The boardroom shift: Why the CIO and CFO must work together

By Robert Gothan

In today’s digital economy, having a strong IT infrastructure is crucial, not only to a business’ bottom line, but also to ensure that it retains its competitive advantage. As such, CIOs are no longer just ‘technical directors’; they are stakeholders in almost every business decision.

With the rise of disruptive innovation impacting everyday business decisions, it is becoming far more difficult for other C-Suite executives to contribute the same strategic guidance that the CIO is able to offer. This is particularly true for the CFO, whose remit has narrowed from covering IT, HR and everything in between to just the finance function.

There is increased pressure for the CFO to be a strategic, executive presence in the boardroom, using data-driven insights to not only influence the firm’s growth and profitability, but also to ensure the firm’s actual existence in some cases.

This strategic requirement is muddying the waters, as data analysis used to sit firmly with the CIO. With palpable tension between these two roles, it has been difficult for both parties to form a partnership and create maximum value for the business. However, this will become even more crucial in today’s economic climate.

Slow beginnings

Calls for a stronger relationship between the CFO and CIO are the result of a shared interest. CIOs are realising that IT decisions need to be aligned with larger business goals, and as a result, collaboration between these two executives is vital.

There are potential blocks in the road, however. The difference in language between the CFO and CIO is cited as a reason why communication is a difficult process: one speaks the language of finance, and the other of technology. This, often coupled with opposing personalities, can make the challenge of understanding one another even more difficult.

For example, CIOs are often big-picture thinkers, wanting new and endless possibilities to boot. Conversely, CFOs usually value detailed plans, are logical, and want results-driven ideas. Whilst these archetypes are by no means true in all cases, it can still be useful for these executive roles to be aware of their differences and be mindful of these potential communication barriers.

Fast friends

In most organisations, the responsibilities assigned to both the CFO and CIO are designed to keep business operations running effectively, whilst also shaping the firm’s future growth. As such, there is a clear overlap and opportunity to work together more closely here.

The merging of technology and investment strategy has increased the need for a good working relationship between these executive roles. As CFOs mainly contribute to IT from a budgetary perspective, and CIOs from a strategic one, greater collaboration will be essential for businesses to keep their competitive edge.

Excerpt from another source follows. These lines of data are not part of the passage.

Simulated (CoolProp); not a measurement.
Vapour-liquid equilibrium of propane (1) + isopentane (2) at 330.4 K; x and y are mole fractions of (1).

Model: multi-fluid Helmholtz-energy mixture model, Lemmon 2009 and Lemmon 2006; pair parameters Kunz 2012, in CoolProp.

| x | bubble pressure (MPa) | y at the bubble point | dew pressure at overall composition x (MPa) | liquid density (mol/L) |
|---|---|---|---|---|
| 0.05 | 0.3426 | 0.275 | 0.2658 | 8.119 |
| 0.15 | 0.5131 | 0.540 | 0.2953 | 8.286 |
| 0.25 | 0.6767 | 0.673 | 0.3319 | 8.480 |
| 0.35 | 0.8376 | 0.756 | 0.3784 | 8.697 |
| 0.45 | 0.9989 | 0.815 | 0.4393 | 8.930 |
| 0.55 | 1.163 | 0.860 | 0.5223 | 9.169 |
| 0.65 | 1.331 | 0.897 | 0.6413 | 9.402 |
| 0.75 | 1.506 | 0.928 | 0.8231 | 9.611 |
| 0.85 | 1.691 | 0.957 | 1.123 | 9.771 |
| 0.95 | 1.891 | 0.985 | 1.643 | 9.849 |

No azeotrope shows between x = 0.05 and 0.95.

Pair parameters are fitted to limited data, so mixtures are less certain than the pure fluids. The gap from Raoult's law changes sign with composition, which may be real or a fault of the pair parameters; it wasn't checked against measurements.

For this reason, CFOs should consider implementing a ‘Business Partnering’ approach, where they work with the finance function to provide regular commercial and economic insights for the business to implement into wider company strategies. The current socio-political climate is just one example of an opportunity for today’s CFOs to add value and provide the board with guidance or how to plan, budget and forecast for any future volatility.

This approach will allow these two boardroom heavyweights to speak the same strategic language, and help to lessen any tension between them and their respective departments. Ultimately, the relationship between the CFO and CIO will have a direct correlation with a company’s success, so it is vital for them to collaborate and provide high level ideas to propel the business forward in today’s digital world.